This is an archive of the discontinued LLVM Phabricator instance.

[CSSPGO] Unblock optimizations with pseudo probe instrumentation part 3.
ClosedPublic

Authored by hoy on Sep 30 2021, 9:25 AM.

Details

Summary

This patch continues unblocking optimizations that are blocked by pseudo probe instrumentation.

Not exactly like DbgIntrinsics, PseudoProbe intrinsic has other attributes (such as mayread, maywrite, mayhaveSideEffect) that can block optimizations. The issues fixed are:

  • Flipped default param of getFirstNonPHIOrDbg API to skip pseudo probes
  • Unblocked CSE by avoiding pseudo probe from clobbering memory SSA
  • Unblocked induction variable simpliciation
  • Allow empty loop deletion by treating probe intrinsic isDroppable
  • Some refactoring.

Diff Detail

Event Timeline

hoy created this revision.Sep 30 2021, 9:25 AM
hoy requested review of this revision.Sep 30 2021, 9:25 AM
Herald added a project: Restricted Project. · View Herald TranscriptSep 30 2021, 9:25 AM

Thanks for the changes to reduce probe overhead. As we chatted off patch, some information and verification of this change's impact on profile quality would be helpful.

hoy added a comment.Oct 11 2021, 9:25 AM

Thanks for the changes to reduce probe overhead. As we chatted off patch, some information and verification of this change's impact on profile quality would be helpful.

The original patch contained several general changes, e.g, flipping the default values of those skipping APIs, which were observed to affect profile quality. After narrowing down the offending changes that are in SimplifyCFG, reverting them brought back the profile quality while still reduced the probe overhead in a decent amount.

hoy updated this revision to Diff 378697.Oct 11 2021, 9:25 AM

Updating D110847: [CSSPGO] Unblock optimizations with pseudo probe instrumentation part 3.

Thanks for the changes to reduce probe overhead. As we chatted off patch, some information and verification of this change's impact on profile quality would be helpful.

The original patch contained several general changes, e.g, flipping the default values of those skipping APIs, which were observed to affect profile quality. After narrowing down the offending changes that are in SimplifyCFG, reverting them brought back the profile quality while still reduced the probe overhead in a decent amount.

What are the specific optimizations that were critical for profile quality in SimplifyCFG? On the other hand, it looks to me that some of the other unblocked optimizations like InstCombine could also have some impact on profile quality.
The change looks good, but I think it'd also be nice to have some insight and reasoning as to why certain optimizations have be blocked for profile quality, beyond experiment results which could vary from one workload to another.

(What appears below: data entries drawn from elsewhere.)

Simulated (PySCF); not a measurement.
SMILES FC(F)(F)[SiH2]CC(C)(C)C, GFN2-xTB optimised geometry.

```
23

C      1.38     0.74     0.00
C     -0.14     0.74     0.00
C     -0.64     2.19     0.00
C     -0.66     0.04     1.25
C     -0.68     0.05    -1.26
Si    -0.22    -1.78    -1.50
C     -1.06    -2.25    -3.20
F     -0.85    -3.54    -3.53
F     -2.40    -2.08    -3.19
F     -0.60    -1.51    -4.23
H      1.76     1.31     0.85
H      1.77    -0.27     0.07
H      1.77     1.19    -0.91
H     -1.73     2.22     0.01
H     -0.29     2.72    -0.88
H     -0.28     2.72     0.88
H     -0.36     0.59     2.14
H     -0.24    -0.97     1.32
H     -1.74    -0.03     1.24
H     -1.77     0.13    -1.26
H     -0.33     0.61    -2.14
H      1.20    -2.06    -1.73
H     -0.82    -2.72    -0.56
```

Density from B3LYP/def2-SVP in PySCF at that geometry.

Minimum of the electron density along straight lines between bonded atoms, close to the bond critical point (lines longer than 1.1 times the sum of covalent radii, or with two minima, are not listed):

hoy added a comment.Oct 12 2021, 9:09 AM

Thanks for the changes to reduce probe overhead. As we chatted off patch, some information and verification of this change's impact on profile quality would be helpful.

The original patch contained several general changes, e.g, flipping the default values of those skipping APIs, which were observed to affect profile quality. After narrowing down the offending changes that are in SimplifyCFG, reverting them brought back the profile quality while still reduced the probe overhead in a decent amount.

What are the specific optimizations that were critical for profile quality in SimplifyCFG? On the other hand, it looks to me that some of the other unblocked optimizations like InstCombine could also have some impact on profile quality.
The change looks good, but I think it'd also be nice to have some insight and reasoning as to why certain optimizations have be blocked for profile quality, beyond experiment results which could vary from one workload to another.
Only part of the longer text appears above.